If you're in a relationship, are you in love with your partner? Does he or she make you happy? If you answered yes to both questions, you're fortunate indeed. But if you answered no to either one, there's growing scientific evidence that staying in the relationship is the wrong decision--for you, for your partner, and even for your children, if any.  

In a recent Psychology Today blog post, Juliana Breines, assistant professor of psychology at the University of Rhode Island, shoots holes in one of the biggest fallacies that keeps people in bad relationships: The idea that being single will make us more unhappy or less worthy. Both ideas have been disproved by recent research. 

One set of studies showed that people who fear being single are likelier to settle for partners who may not make them happy, and also likelier to pursue or accept relationships in the first place where there are clear signs of trouble ahead--for example, with someone who writes in his or her dating profile, "I love what I do, so I need someone who respects that and is willing to take the back seat when necessary." While this may be true at times for many ambitious people and especially for entrepreneurs, when a prospective partner writes something like this in a dating profile, it's a clear red flag.
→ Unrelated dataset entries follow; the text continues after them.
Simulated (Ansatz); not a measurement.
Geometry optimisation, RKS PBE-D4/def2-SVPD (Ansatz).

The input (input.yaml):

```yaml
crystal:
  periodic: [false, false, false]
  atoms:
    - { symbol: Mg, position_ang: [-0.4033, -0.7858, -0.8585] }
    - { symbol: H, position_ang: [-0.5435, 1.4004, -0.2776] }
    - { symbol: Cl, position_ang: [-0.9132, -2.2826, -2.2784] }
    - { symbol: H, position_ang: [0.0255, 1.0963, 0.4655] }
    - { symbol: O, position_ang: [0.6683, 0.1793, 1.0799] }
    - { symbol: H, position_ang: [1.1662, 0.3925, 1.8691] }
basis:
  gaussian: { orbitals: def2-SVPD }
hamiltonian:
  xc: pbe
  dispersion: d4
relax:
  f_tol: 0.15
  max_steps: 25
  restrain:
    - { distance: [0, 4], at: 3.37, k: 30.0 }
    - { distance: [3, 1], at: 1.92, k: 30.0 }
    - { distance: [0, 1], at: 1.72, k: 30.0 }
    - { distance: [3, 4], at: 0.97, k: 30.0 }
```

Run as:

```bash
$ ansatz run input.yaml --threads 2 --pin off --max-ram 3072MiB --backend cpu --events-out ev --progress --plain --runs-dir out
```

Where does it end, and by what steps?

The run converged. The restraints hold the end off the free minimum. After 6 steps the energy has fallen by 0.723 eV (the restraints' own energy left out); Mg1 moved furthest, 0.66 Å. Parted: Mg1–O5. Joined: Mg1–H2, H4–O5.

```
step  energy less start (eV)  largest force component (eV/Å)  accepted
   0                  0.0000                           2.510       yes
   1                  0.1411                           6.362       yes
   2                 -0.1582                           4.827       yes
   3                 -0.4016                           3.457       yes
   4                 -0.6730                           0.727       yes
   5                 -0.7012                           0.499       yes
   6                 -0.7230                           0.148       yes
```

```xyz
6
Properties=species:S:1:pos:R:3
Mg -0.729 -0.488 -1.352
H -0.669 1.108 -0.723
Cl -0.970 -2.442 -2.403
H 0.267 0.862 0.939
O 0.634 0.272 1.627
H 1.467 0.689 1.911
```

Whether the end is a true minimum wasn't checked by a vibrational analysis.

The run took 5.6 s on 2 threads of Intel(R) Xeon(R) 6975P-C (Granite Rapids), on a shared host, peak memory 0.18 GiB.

If you're committed to your career and your company, there will likely be times when you pay less attention to your relationship--for example while trying to close a big deal or get a new company off the ground. There will likely be other times when you prioritize your relationship, for example when you're getting married or if your partner is ill. Most potential mates understand this. So if you were writing your own dating profile you might mention your work and how much it means to you, but you probably wouldn't warn a potential mate about having to "take the back seat." Someone who goes out of their way to say something like this before you've even met is probably warning you that they'll be emotionally unavailable most of the time. 

Researchers also found that participants who pursued or stayed in unsatisfying relationships out of fear of being single were wasting their time and effort because they were just as unhappy--and just as lonely--as their single counterparts. A second reason people stay when they want to leave may be social or familial pressure. As Breines notes, "singlism"--the idea that single people are less worthy or more selfish than married ones--is pervasive throughout society. Singlism can be truly pernicious in traditional cultures or religious communities where marriage and procreation are seen as a universal duty. But again, research disproves the idea that single people are more selfish. In fact, studies show that single people are more willing to help parents and others who need assistance than partnered ones are.

For the kids?

If being in an unsatisfying relationship won't make you happier than being single, and if the social stigma against single-hood is as invalid as many other social stigmas, then why would you stay in a relationship that doesn't make you happy? There's a third motivation that keeps many parents trapped in bad relationships--they don't want to traumatize their children by splitting up. But again, the research suggests that "staying together for the kids" is likely the wrong decision. In a U.K. poll, 514 young people, ages 14 to 22 were surveyed about their parents' breakup and its aftermath. Eighty-two percent said they were better off with their parents apart than if they had stayed together in an unhappy marriage. The findings seem to suggest that seeing one's parents in constant conflict is more traumatic for children than seeing them split up. 

Even parents who make sure not to argue in front of the kids probably aren't doing those kids any favors by staying together if they're unhappy. It's notoriously difficult to fool the children in your household into thinking you're happy in your marriage when you're not. And when children grow up they tend to emulate what their parents did. So if your children saw you stay in an unhappy relationship, chances are that's what they'll do, too. They may set that same example for their own children as well. Which means that by staying when you want to leave, you could be creating a legacy of misery in bad relationships that endures through several generations.

These days, separating parents are increasingly trying out novel solutions for ending their romantic relationships while maintaining stability for the kids. In a "parenting marriage," parents morph from a couple into best friends/roommates/co-parents, continuing to share their home with their children while acknowledging each other's independence to pursue their own lives, including dating other people. 

Obviously, that's not for everyone, but there are a wide variety of options that keep kids connected to both parents without forcing those parents to stay in an unhappy relationship. I experienced this myself. When my mother left my father, she moved only four blocks away so that I could easily go back and forth between their two homes. They coordinated on everything and frequently had dinner together with me. Sometimes we even went on family vacations together. Another couple I know split up a few years ago but they are coaching their very athletic children together on their various sports teams.

There's no one right answer to how to dissolve an unsatisfying relationship, especially when there are children involved. But there is one right answer to the question of whether or not you should. If you've tried your best and you know things won't get better, then move on. You'll be better off on your own. And you'll be giving yourself the chance to find someone new.